Thursday, November 30, 2023

Herman’s Quality Meat Shoppe celebrates 50 years of community engagement

MosaicHerman’s Quality Meat Shoppe celebrates 50 years of community engagement

Herman
Holly Claytor/THE REVIEW
Herman’s Meat Shop celebrates their 50 year anniversary.

BY
MANAGING MOSAIC EDITOR

Nestled at the corner of East Cleveland Avenue and Wilbur Street, Herman’s Quality Meat Shoppe has been upholding their name as the “home of quality and custom fresh cut meats” since 1967.

The retail meat store sells everything from fresh beef, pork, chicken, fish and hams to organic produce and self-made lunchmeat.

After celebrating their 50-year anniversary on Oct. 14, which featured a cake from Bing’s Bakery, tributes from Sen. David P. Sokola and local representative Paul Baumbach, as well as different raffles and giveaways, store owner Christine Herman says they plan to make this a year-long celebration.

The shop began in the 1900s as a family-owned business at the end of Main Street, where the university parking garage now stands. The Steele family sold the shop to the McMullen family, who hired Christine Herman’s father-in-law, Luther Herman, as an employee.
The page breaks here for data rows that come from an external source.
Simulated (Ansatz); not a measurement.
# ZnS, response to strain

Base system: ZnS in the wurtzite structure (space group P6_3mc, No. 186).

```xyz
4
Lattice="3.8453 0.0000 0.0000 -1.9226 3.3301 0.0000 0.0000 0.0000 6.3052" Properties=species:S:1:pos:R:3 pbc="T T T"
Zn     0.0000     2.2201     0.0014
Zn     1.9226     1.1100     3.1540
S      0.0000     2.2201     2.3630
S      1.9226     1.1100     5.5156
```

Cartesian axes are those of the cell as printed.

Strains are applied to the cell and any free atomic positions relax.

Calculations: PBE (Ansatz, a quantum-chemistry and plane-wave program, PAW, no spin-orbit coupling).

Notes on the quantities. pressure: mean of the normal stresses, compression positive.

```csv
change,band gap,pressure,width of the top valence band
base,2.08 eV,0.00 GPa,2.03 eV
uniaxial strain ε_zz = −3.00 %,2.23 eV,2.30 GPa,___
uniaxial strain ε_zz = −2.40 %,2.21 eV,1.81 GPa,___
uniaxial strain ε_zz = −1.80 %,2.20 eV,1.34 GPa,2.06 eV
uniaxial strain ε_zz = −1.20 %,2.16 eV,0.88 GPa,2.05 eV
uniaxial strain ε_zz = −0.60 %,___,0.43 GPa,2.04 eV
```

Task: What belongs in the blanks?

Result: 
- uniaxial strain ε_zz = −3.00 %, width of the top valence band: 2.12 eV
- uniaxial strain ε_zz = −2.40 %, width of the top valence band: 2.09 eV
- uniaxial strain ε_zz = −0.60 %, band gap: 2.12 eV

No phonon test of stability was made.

The McMullens eventually sold the shop to Luther Herman and his wife Jeanette on Oct. 14, 1967. The shop remained on Main Street for about three years until the university eventually overtook the lease. The family then moved their meat shop to its present location on East Cleveland. In 1992, Luther Herman sold the meat shop to his son, Timothy, and his wife Christine. Timothy Herman passed away on Oct. 8 in 2008, afterwhich Christine Herman took over as the sole owner.

“The community is here to help me, and I am here to help the community,” Christine Herman says. “It’s been that way for all these years.”

As the years have gone by, Christine Herman says she has witnessed the residents surrounding her shop shift from being local Newark residents to predominantly college students. While her usual customers still frequented Herman’s Quality Meat Shoppe, she realized she needed to adapt to the growing customer base of college students.

For years, families would come in around move-in day or parents weekend asking for sandwiches, she says. She would have to turn these customers away because she did not yet have the proper licensing to make and sell full sandwiches.

Herman2
Holly Claytor/THE REVIEW

After growing tired of turning down their business, she crafted a kit made out of a cardboard box that contained all the ingredients of a sandwich. The only thing the customer needed to do was assemble it.

About four years ago, Christine Herman went through the process of obtaining the proper licensing and regulations and can now sell sandwiches in-store.

“That’s how a lot of the change and evolution has taken place,” she says. “If you can’t beat them join them. That’s how you grow. You can’t stay stagnant, you have to grow and meet the needs of the community.”

Having received an undergraduate degree in Spanish from the university, Herman says she likes to do what she can to give back to the faculty and students. She says she provides different bones, joints and eyeballs from the meat she sells to several classes within the science departments. These students, in turn, use the animal parts for research and educational purposes.

This community value is also reflected in Hermans’ other employees.

Two of the employees, Craig Lightcap and Sandra Bell, had been customers at Herman’s for years until they retired and decided to work at the meat shop.

“You learn something every day,” Lightcap of Glenfarms, Md., says. “It’s the best place I’ve ever worked.”

John Skopowski, the head butcher, has been working at Herman’s since high school. After his high school graduation, he began to learn the proper techniques of cutting meat. He says he has loved getting to know the Herman family over his 10 years working for them. They have taught him everything he knows about being a butcher.

Christine Herman says that even in her husband’s last year of life, when he was very sick, he continued to uphold their meat shop’s value of serving the community. He would insist upon going into the shop each day to be there for his regular customers, despite how ill he may have been feeling.

“That was his passion,” Christine Herman says. “That is what got him up and out of bed every day. It was an inspiration to me but it has also now transferred to me. [I may be] tired today but I know I have a responsibility and other people counting on me. I want to come into work and be apart of that need.”